How many times have we seen it? A fighter, in a clinch up against the fence, sticks his or her fingers in and grabs the cage to help jockey for leverage.
It can happen multiple times over the course of a contest and, even after verbal warnings are given for the prohibited maneuver, it still seems like referees are loathe to take a point away.
Why is that? Why do referees view taking a point as more of a last-ditch effort rather than a regular procedure?
Marc Goddard, one of the more highly respected refs in MMA, explained to Ariel Helwani on Monday’s edition of The MMA Hour that taking a point is a significant course of action, one that could directly alter the result of the fight. And referees need to see a certain degree of severity to go that route.
“What we look for with fouls is a detrimental effect on the fight,” Goddard said.
In other words, how much is a foul — like grabbing the fence — actually changing things? Goddard pointed out that sticking fingers into the fence reflexively is not the same as grabbing it fully and gaining a position from it.

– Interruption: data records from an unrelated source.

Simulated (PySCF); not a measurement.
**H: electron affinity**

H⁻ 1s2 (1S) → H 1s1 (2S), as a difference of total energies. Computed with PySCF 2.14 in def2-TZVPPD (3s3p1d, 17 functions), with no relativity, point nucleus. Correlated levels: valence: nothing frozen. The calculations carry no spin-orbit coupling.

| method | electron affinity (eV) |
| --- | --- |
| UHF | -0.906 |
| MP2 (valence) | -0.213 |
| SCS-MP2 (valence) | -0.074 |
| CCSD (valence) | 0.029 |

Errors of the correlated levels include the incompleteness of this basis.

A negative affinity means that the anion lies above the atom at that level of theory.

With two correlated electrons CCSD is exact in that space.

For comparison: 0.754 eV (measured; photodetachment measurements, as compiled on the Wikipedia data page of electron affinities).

Goddard was the referee for a 2015 fight between Ronaldo Souza and Yoel Romero. During the fight, Romero grabbed onto the fence while in a clinch against the cage and used it to turn what could have been a “Jacare” takedown into a position where Romero was on the ground on top. When it happened, Goddard stood the two men up, not allowing Romero to gain that position illegally.
“That is a perfect example of something that had a physical, actual detrimental effect on the fight,” said Goddard, a Scotland native.
But he did not take a point from Romero in that instance. It was the first warning and by standing the two fighters up, it allowed the fight to go on without any damage done to Souza.
If a point is taken in that spot, Romero has quite a bit to make up in a three-round fight. It can be the difference between a win and a loss or a win and a draw. In a short contest like that, taking one point is a severe action. Unlike in boxing, with 10 or 12 rounds, it’s hard to make up.
“Referees get enough heat for possibly over-interacting with fighters,” Goddard said. “The first [problem] in verbalizing and calling out every single infraction that happened in a fight, we’d get toasted, we’d get roasted and people don’t want to see the ref again. We have to let the fight ebb and flow and keep its natural rhythm. My job — a referee’s job — is there to see if something happened, a foul in particular, we’re looking for a visible impact or effect on that fight. If it does, that’s when we step in and deal with it.
“The severity of point deduction depends on was it their first warning, was the guy injured, was it intentional, was it unintentional?”
The example Goddard used was fence grabbing, but the message extends to things like low blows, eye pokes and illegal knees or kicks to the head.
Though fans are constantly calling for something more to be done than just verbal warnings, Goddard maintains it needs to be a pretty major foul for a point to be taken away. In the end, no one really wants the referee to decide who wins and loses the fight.
“I hope I’m not laboring the point, but what I’m trying to say essentially is, point deductions are a major thing in fights,” Goddard said. “Sometimes fighters are doing innocuous things without realizing it and we have to be sure.”